Nine-year old Oskar (Thomas Horn) lost his beloved dad (Tom Hanks) on what he calls “The Worst Day,” when the Twin Towers fell. Now, a year later, he finds a mysterious key in his father’s belonging and, convinced that it is a clue from dad, sets out across Manhattan in search of the lock that it fits in “Extremely Loud & Incredibly Close.”

Robin:
Stephen Daldry has a penchant for directing novels-turned-screenplay with such successes as ”The Hours” and “The Reader.” “Extremely Loud & Incredibly Close,” adapted by Eric Roth from the popular novel by Jonathan Safran Foer, is about Oskar and his quest to unlock the secret lock left somewhere by his father, Thomas, before his untimely death. The youngster’s journey through the five boroughs of New York is wrought with metaphor as he touches the lives of those who, via the key, might have known his dad.

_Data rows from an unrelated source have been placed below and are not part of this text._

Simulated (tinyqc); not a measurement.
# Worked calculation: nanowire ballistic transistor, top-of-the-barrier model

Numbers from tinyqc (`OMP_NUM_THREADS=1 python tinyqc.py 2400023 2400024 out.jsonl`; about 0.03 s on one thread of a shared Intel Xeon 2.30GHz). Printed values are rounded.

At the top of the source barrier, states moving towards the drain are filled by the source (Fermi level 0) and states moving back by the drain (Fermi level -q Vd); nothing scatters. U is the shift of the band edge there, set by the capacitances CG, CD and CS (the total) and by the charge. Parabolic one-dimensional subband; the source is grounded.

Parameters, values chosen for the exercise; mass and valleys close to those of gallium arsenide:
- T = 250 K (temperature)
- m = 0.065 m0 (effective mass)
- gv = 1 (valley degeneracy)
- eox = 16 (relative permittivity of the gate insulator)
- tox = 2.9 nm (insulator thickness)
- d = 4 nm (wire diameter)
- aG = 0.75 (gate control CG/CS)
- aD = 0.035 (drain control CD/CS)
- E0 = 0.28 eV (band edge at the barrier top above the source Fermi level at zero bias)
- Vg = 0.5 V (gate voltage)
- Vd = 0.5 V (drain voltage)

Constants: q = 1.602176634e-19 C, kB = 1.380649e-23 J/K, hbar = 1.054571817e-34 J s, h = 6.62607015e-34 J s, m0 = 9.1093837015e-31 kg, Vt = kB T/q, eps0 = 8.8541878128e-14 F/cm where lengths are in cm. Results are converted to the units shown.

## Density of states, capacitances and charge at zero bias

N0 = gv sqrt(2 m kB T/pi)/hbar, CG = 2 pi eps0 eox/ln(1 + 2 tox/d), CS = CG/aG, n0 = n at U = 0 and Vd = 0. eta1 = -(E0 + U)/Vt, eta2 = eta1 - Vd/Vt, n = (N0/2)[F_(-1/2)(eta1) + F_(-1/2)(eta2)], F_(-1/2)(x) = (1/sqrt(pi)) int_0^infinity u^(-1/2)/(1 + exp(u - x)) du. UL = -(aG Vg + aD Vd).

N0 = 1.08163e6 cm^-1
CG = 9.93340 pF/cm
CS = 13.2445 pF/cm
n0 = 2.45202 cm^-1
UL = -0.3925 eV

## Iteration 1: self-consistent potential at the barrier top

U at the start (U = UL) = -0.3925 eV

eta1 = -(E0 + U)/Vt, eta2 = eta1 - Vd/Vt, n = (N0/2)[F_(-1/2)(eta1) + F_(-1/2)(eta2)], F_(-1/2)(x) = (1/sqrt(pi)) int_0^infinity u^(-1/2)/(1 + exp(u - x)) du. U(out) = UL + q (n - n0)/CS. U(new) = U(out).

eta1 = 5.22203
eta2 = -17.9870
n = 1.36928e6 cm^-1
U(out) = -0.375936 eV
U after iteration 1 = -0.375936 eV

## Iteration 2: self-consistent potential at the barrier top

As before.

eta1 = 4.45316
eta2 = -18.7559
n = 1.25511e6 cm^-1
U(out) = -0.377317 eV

I read the Foer novel not long ago and, of course, I readily compared “Extremely…” to its source material. One thing the book has going for it is its quirky main character, Oskar, whose Asperger Syndrome behavior repels or attracts those he meets in his lock and key quest. Thomas Horn as the big screen Oskar seems too normal for the character but that is my own prejudice from reading the novel. On the plus side is Max Von Sydow’s role as the Renter, who boards with Oskar’s grandma (Zoe Caldwell). The mute octogenarian communicates by note or by the “Yes” and “No” printed on his palm and Oskar suspects, as they track down clues across the city, that he is his grandfather. Sydow gives his character full dimension without speaking a word.

The story is, essentially, a series of episodes as the young detective takes his clues, the key and the name “Black,” and goes from one far-flung residence to another, all whose inhabitants have that name. The many Blacks Oskar encounters include such notable actors as Viola Davis and Jeffrey Wright but, with so many characters, none, except for Davis, make an impact. My favorite thing about “Extremely Loud…” is a lovely performance by Sandra Bullock as Oskar’s mom. Her key scene, near the end, is touching, heart breaking and could have easily been over done. Bullock, though, gives her character nuance and the love for her son is palpable. Tom Hanks, seen in flashback as Oskar’s once very alive dad, gives a nice cameo performance.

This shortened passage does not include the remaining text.